The term Resistance was not used in Italy during the war. (It was adopted after the war by extension from other parts of Europe.) This is indicative, because Resistance implied resistance to the occupier; the Italian movement which developed from 1943 was not primarily concerned with the occupation. It was an attempt, which ultimately failed, to make a revolution and take over the government of the country. It included republicans, socialists, communists, liberals and those left-wing Roman Catholics who looked backwards to pre-fascist Christian Populism and subsequently became a section of the Democratic Christian Party. Their common watchword was Renewal. They created a joint committee – the Committee of National Liberation (CLN) – which they regarded as the future government of Italy and, like Charles Albert of Savoy one hundred years earlier, they relied on themselves and not on foreigners: l’Italia farà da se. Two groups were particularly prominent: the communists with their Garibaldi brigades and the Action Party, the heir of Justice and Liberty, with similar brigades.

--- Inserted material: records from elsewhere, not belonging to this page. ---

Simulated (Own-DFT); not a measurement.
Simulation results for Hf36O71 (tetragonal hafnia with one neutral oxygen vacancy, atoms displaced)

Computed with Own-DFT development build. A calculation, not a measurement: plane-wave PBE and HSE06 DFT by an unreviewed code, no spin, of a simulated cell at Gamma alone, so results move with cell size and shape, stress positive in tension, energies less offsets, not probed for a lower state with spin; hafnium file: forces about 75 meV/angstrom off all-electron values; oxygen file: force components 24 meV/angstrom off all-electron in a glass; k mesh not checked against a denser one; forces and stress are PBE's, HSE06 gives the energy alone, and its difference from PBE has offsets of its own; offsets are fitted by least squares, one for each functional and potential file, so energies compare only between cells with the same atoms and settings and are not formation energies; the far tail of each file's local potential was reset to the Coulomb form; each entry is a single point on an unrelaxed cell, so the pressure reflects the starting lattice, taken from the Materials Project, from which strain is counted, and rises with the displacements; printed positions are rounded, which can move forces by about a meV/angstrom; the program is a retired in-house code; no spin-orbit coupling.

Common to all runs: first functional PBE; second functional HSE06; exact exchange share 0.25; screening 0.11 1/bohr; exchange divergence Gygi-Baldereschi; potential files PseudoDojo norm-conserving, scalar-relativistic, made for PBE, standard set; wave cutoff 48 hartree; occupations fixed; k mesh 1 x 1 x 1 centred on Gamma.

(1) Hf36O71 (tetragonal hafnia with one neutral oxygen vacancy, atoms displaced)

On the political front old parties reappeared and new ones were formed. Exiles returned. Barred from the government by the king and Churchill, they held a congress at Bari in January 1944 which demanded the immediate abdication of the king. Publicly and privately Churchill resisted them, speaking in the House of Commons against any change in the Italian government and instructing his representatives in Italy to support the king and Badoglio; but the British on the spot, more alive than Churchill to the trend of events, fostered the revival of democratic politics. Ironically the monarchy owed its reprieve not to the British but to the communists against whom Churchill was trying to protect it. The communist leader Palmiro Togliatti, returning from eighteen years in the USSR, joined in the demand for a new government but argued, on Stalin’s instructions, that the fate of the monarchy should be deferred until the end of the war. The upshot was the withdrawal of the king from public life with a promise to instal his son Umberto as Lieutenant-Governor of the realm as soon as Rome was recovered. Badoglio remained Prime Minister but took representatives of six anti-fascist parties into his government. For the first time in history socialists and communists joined an Italian government.

When Rome fell the king transferred his powers to his son and Badoglio resigned. (The king still did not abdicate. He did so, belatedly, in 1946 when Umberto became king for a month. A plebiscite then abolished the monarchy by 12 million votes to 10 million.) The new Prime Minister was Ivanoe Bonomi, the penultimate pre-fascist Prime Minister and a respected figure acceptable to all anti-fascists in the short run. His government lasted until the end of the year when it was replaced by a narrower coalition, still under Bonomi. Another transient anti-fascist coalition was formed before the end of the war and lasted a few months after it. It was followed over the next twenty years by an unbroken series of Right-Centre governments. It is, however, tempting to see some consequences of the partisan movement in the post-war politics of north central Italy where much of the partisan activity took place. This part of the country has a tradition of opposition dating from at least the anti-Papalism of the Risorgimento; it has also a significant proportion of landless rural labourers. Since the war Emilia at its northern and Umbria at its southern end have given the communists their strongest base and their only popular majorities over the Christian Democrats, and between these two extremes the area, if less ‘red’, has still been consistently red with the exception only of a dent in Romagna where the radical but anti-communist Republican Party has been traditionally strong.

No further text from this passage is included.